Wednesday, May 15, 2013

Electrical Filters

Filtering utilizes capacitors and inductors. Capacitors conduct AC but block DC, while inductors conduct DC but block AC. The ideal 12-volt source is pure DC. Noise, on t he other hand, is AC, either generated by the alternator or generator, or picked up by power leads acting like antennas.
a simplifed filter design
To reduce the amount of AC in a DC supply, we place capacitors across the + and – leads and inductors in series with the leads. Capacitors for 12-volt DC applications should be rated at 50 working volts (50 WVDC) minimum. Large capacitors are generally polarized electrolytics, so make sure you observe proper polarity. Inductors are rated by the maximum continuous DC current they can carry, as well as the value of inductance.
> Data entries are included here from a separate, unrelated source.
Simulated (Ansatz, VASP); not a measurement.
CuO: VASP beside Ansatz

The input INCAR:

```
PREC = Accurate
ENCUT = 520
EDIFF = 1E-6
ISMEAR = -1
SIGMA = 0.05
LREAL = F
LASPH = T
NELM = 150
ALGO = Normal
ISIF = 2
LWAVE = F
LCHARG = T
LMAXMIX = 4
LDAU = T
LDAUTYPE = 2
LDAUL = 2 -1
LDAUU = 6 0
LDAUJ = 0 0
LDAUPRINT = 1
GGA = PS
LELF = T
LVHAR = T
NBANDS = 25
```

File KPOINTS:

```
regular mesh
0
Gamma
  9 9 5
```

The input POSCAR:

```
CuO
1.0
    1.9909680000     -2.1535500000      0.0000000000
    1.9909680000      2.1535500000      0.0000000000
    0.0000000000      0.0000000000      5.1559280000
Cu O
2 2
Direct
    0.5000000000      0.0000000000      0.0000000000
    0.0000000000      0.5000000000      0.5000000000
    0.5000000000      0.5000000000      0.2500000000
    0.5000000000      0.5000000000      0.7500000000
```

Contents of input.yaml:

For electronic navigation equipment, a 5-amp rating is generally sufficient. For DC motors (pumps and autopilots), a 10-amp rating is common. Alternators and generators require ratings that match or exceed their peak output ratings. Inductors with 50-, 70-, and 100-amp ratings are common. In the case of noise on power leads, the unprotected length of lead serves as an antenna, picking up the noise. Thus, it is important to install the filter as closely as possible to the noise generator or the receiver. Sometimes a single capacitor or inductor will reduce the noise to an acceptable level.More powerful solutions are provided by a variety of special commercially available filters, combining capacitors and inductors, as shown in the figure given above.